My name’s Ernest Cunningham. I used to be a fan of reading Golden Age murder mysteries, until I found myself with a haphazard career getting stuck in the middle of real-life ones. I’d hoped, this Christmas, that any self-respecting murderer would kick their feet up and take it easy over the holidays. I was wrong.
So here I am, backstage at the show of world-famous magician Rylan Blaze, whose benefactor has just been murdered. My suspects are all professional tricksters, masters of the art of misdirection: THE MAGICIAN, THE ASSISTANT, THE EXECUTIVE, THE HYPNOTIST, THE IDENTICAL TWIN, THE COUNSELLOR, THE TECH.
My clues are even more abstract: A suspect covered in blood, without a memory of how it got there. A murder committed without setting foot inside the room where it happens. And an advent calendar. Because, you know, it’s Christmas.
If I can see through the illusions, I know I can solve it.
After all, a good murder is just like a magic trick, isn’t it?
MY REVIEW for EVERYONE THIS CHRISTMAS HAS A SECRET
Another awesome cozy mystery thriller … I know “cozy thriller” shouldn’t go together, but since the POV narrator gives stuff away throughout the story, diffusing tension, the mystery doesn’t keep you on the edge of your seat, but burrowed in your blanket turning pages.

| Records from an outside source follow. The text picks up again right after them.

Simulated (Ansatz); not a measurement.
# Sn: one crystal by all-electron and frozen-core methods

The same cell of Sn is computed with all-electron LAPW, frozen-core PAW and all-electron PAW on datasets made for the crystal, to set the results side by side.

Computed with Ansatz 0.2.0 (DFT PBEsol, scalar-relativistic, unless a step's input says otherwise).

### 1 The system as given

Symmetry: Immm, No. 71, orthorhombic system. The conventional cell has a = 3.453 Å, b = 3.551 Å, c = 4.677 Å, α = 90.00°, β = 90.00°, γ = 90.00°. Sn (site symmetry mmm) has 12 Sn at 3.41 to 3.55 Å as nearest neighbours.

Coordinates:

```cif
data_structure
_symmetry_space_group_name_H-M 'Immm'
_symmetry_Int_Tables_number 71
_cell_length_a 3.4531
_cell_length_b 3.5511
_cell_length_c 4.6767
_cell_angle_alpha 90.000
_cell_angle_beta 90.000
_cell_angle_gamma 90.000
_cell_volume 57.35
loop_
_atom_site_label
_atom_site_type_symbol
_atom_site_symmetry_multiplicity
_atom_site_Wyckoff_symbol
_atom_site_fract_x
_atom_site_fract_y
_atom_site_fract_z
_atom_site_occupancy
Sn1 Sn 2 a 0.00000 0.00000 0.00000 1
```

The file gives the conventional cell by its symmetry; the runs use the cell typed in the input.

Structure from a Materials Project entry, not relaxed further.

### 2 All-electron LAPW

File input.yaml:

Again, the prologue opening is hilarious and sets up the gimmick for the book well. This one, being Christmas, is an advent calendar, which is a bit kinder on the editor than previous editions (the first book of the series, listing the page of each killing, had to be brutal during final formatting for all the different books – hardback, mass market paperback, trade paperback, UK, USA, Australia, etc).
The beginning paragraph is a perfect hook, and the rest of the story keeps a reader hooked.
All three books were checked out through my local library. I had to wait a little for the final one because I requested it early (only four months after publication) and several other people wanted to read it too. Support your local library!